KILL YOUR DARLINGS
- December 09, 2020
- by
- Aadmin
Kill your Darlings was fucking beautiful.
Apparently, I have a weakness for intelligent characters who write and drink and go down the path of realizing a literary revolution by tearing down conventions and every single value traditional institutions sanctify. I love to see them creating something new, joyful, authentic. I want to see them set the world on fire. I want to see them shock and appall people who have long forgotten what life is all about. I love to be captivated and inspired by that, inspired to be creative myself but above all, to live, to squeeze out every tiny bit of life of a seemingly monotonous everyday life. To ‘suck out the marrow of life’. I don’t care how cliché it sounds because I it has an immense emotional impact on me. That’s the reason why ‘Dead Poets Society’ is one of my favorite movies of all time. And even though the movie’s plot is quite different, there are a lot of parallels theme wise.

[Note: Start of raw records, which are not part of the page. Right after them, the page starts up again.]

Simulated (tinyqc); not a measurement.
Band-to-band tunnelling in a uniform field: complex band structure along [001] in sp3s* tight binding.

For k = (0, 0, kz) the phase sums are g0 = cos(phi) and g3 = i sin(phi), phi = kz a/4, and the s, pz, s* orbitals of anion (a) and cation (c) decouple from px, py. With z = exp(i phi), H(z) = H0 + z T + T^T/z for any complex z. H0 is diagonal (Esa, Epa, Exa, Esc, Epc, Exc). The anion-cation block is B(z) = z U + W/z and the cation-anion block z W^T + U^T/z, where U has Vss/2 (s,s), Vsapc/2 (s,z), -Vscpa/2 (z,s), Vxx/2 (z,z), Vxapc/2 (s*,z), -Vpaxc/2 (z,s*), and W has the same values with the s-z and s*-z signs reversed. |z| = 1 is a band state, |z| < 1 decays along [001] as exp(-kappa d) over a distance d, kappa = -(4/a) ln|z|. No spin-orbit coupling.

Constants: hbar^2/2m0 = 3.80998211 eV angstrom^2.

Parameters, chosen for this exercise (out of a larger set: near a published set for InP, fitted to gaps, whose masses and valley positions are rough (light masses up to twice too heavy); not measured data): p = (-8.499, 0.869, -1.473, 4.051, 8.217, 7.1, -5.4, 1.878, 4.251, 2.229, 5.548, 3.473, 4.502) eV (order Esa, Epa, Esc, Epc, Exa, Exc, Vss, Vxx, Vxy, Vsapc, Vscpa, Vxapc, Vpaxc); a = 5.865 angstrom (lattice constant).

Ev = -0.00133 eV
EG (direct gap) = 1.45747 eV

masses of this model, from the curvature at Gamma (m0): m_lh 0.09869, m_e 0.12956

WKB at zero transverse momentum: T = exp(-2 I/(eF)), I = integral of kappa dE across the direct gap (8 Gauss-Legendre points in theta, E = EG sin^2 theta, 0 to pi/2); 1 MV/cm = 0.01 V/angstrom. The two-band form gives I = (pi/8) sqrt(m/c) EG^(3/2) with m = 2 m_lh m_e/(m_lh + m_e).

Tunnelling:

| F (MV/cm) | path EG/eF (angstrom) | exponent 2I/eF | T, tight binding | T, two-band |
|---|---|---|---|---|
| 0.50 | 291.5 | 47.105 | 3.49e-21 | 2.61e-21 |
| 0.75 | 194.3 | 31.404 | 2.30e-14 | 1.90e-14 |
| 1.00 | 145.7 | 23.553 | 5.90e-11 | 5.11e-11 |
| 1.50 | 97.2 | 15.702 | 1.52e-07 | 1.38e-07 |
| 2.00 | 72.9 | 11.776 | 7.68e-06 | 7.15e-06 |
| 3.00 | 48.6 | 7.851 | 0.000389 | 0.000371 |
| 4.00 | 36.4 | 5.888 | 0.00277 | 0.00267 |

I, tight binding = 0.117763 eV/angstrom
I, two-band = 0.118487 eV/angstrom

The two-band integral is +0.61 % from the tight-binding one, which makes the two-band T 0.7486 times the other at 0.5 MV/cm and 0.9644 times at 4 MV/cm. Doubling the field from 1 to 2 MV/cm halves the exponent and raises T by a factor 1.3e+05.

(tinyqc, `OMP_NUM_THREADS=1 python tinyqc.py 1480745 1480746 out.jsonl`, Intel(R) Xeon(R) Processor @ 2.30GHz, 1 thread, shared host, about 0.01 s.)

I’m not gonna lie, it took me a while to stop seeing the boy who lived and start being able to perceive a young Allen Ginsberg starting his college life in Columbia. The university is quite like the boy’s school in Dead Poets Society: ruled by old grumpy men who want to teach nothing but conformity and traditional standards and poems which follow a certain scheme and ‘proper’ language and all of that utterly boring and depressing stuff. As a poet, of course I was able to see myself in Ginsberg being dragged into a colorful world of obsession and adventure and paradigm shifts and freedom and mind-expanding drugs by no one less than the incredibly charismatic and mysterious and obviously mesmerizing Lucien Carr. I loved to see the literary references but also the references to real people.
The movie is based on a real story that took place in the 1940s between Allen Ginsberg, Jack Keroac and Lucien Carr who murdered someone all of the guys knew. It gets so intense and tragic at times and the movie never failed to hold my attention. It was pretty interesting to see a part of Ginsberg’s life and the hour of birth of the Beat Generation realized cinematically. It is directed by John Krokidas and pretty impressive for a debut work! The script, the music, the shots, the colors, every little piece of this work of art supports the emotions that are supposed to be evoked at certain scenes perfectly.
I’m listening to the soundtrack constantly and I definitely got motivated to read, write and do more research on the guys and some of their works. This one definitely surprised me positively, absolutely recommendable!